IMHO platform.architecture() should return 32bit when running "arch -i386 /usr/local/bin/python3" to be consistent with struct.calcsize("P") == 4 and sys.maxsize == 2147483647. Otherwise, how would you notice that you are using the 32-bit flavor of Python?

My PR 11186 implements this fix.


Ronald Oussoren:
> Using sizeof(void*) or sys.maxsize suffers from the a simular problem: this will only detect the pointer-size of the current proces and not that the binary is capable of running with a different pointer-size as well.

Right, but I don't think that it's possible to report that Python executable is FAT binary in platform.architecture() result. If you want to provide such information, IMHO you should write a new function or at least add a new parameter to platform.architecture().

IMHO it's more consistent to report "32bit" for "arch -i386 python3" and "64bit" for "arch -x86_64 python3".
msg331959 - (view) Author: Ronald Oussoren (ronaldoussoren) * (Python committer) Date: 2018-12-17 09:30
> IMHO platform.architecture() should return 32bit when running "arch -i386 /usr/local/bin/python3" to be consistent with struct.calcsize("P") == 4 and sys.maxsize == 2147483647. Otherwise, how would you notice that you are using the 32-bit flavor of Python?

I don't agree. Platform.architecture() is defined to look at a specified binary, not the currently running process. That can lead to inconsistencies like this and is not something you can avoid. 


> Ronald Oussoren:
> > Using sizeof(void*) or sys.maxsize suffers from the a simular problem:  this will only detect the pointer-size of the current proces and not that the binary is capable of running with a different pointer-size as well.

> Right, but I don't think that it's possible to report that Python executable is FAT binary in platform.architecture() result. If you want to provide such information, IMHO you should write a new function or at least add a new parameter to platform.architecture().

> IMHO it's more consistent to report "32bit" for "arch -i386 python3" and "64bit" for "arch -x86_64 python3".

This doesn't necessarily need a new function, platform.architecture could also return something like "32bit,64bit". 

But as I mentioned in my previous message I don't know why anyone would want to use this function in the first place. There are better ways to determine information about the current process (struct.calcsize, sys.maxsize, sys.byteorder), and I have never had a need to determine information about executable files that I couldn't get in a better way using other libraries (like macholib and pyelftools)
msg331962 - (view) Author: STINNER Victor (vstinner) * (Python committer) Date: 2018-12-17 09:36
See also bpo-35516: "platform.system_alias(): add macOS support".
msg331965 - (view) Author: STINNER Victor (vstinner) * (Python committer) Date: 2018-12-17 10:15
> I don't agree. Platform.architecture() is defined to look at a specified binary, not the currently running process. That can lead to inconsistencies like this and is not something you can avoid.
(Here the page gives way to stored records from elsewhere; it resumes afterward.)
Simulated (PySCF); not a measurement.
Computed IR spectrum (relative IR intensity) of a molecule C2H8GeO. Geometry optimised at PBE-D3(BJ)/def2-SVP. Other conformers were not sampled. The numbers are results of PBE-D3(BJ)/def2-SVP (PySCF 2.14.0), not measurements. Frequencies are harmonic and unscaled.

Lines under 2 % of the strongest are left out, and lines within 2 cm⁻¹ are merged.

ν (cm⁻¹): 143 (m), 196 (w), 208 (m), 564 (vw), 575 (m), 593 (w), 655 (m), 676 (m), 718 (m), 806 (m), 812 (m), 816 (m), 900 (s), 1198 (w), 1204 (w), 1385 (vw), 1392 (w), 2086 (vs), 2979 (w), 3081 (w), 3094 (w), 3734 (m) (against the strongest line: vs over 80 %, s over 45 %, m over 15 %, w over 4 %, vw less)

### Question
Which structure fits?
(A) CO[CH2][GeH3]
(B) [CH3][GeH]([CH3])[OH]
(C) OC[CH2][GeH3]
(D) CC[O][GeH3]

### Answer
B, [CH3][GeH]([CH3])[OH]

architecture() looks at running Python executable by default and documents a special case when executable equals to sys.executable:
"(...) then only if the executable points to the Python interpreter. Reasonable defaults are used when the above needs are not met."
https://docs.python.org/dev/library/platform.html#platform.architecture


> This doesn't necessarily need a new function, platform.architecture could also return something like "32bit,64bit".

As an user, I don't need for this information.

architecture() already contains a note:

"""
On Mac OS X (and perhaps other platforms), executable files may be universal files containing multiple architectures.

To get at the “64-bitness” of the current interpreter, it is more reliable to query the sys.maxsize attribute:

is_64bits = sys.maxsize > 2**32
"""


> But as I mentioned in my previous message I don't know why anyone would want to use this function in the first place. There are better ways to determine information about the current process (struct.calcsize, sys.maxsize, sys.byteorder), and I have never had a need to determine information about executable files that I couldn't get in a better way using other libraries (like macholib and pyelftools)

platform.architecture() has multiple issues:

* It rely on the external program "file". It is not available on Windows. It is likely missing on small Linux containers. It doensn't report an error if the program is missing but "should be available".
* Calling an external program can lead to security issues.
* Parsing file output is not reliable, even if PR 11159 should make the parsing more reliable. For example, file output is locale dependent and the -b option is not standard.
* The expected output on a macOS universal binary is unclear.
* The purpose of the function seems to be unclear to most developers...

Another solution is to deprecate the function. I agree with Ronald that sys.maxsize is enough for most use cases (get "bits"). For more accurate information, platform.architecture() is wrong and a third-party module is required.

By the way, platform.architecture() is not used in the stdlib which is a sign that maybe the function is not really helpful. Moreover, sysconfig and distutils.util contain the following code:

            # We can't use "platform.architecture()[0]" because a
            # bootstrap problem. We use a dict to get an error
            # if some suspicious happens.
            bitness = {2147483647:"32bit", 9223372036854775807:"64bit"}
            machine += ".%s" % bitness[sys.maxsize]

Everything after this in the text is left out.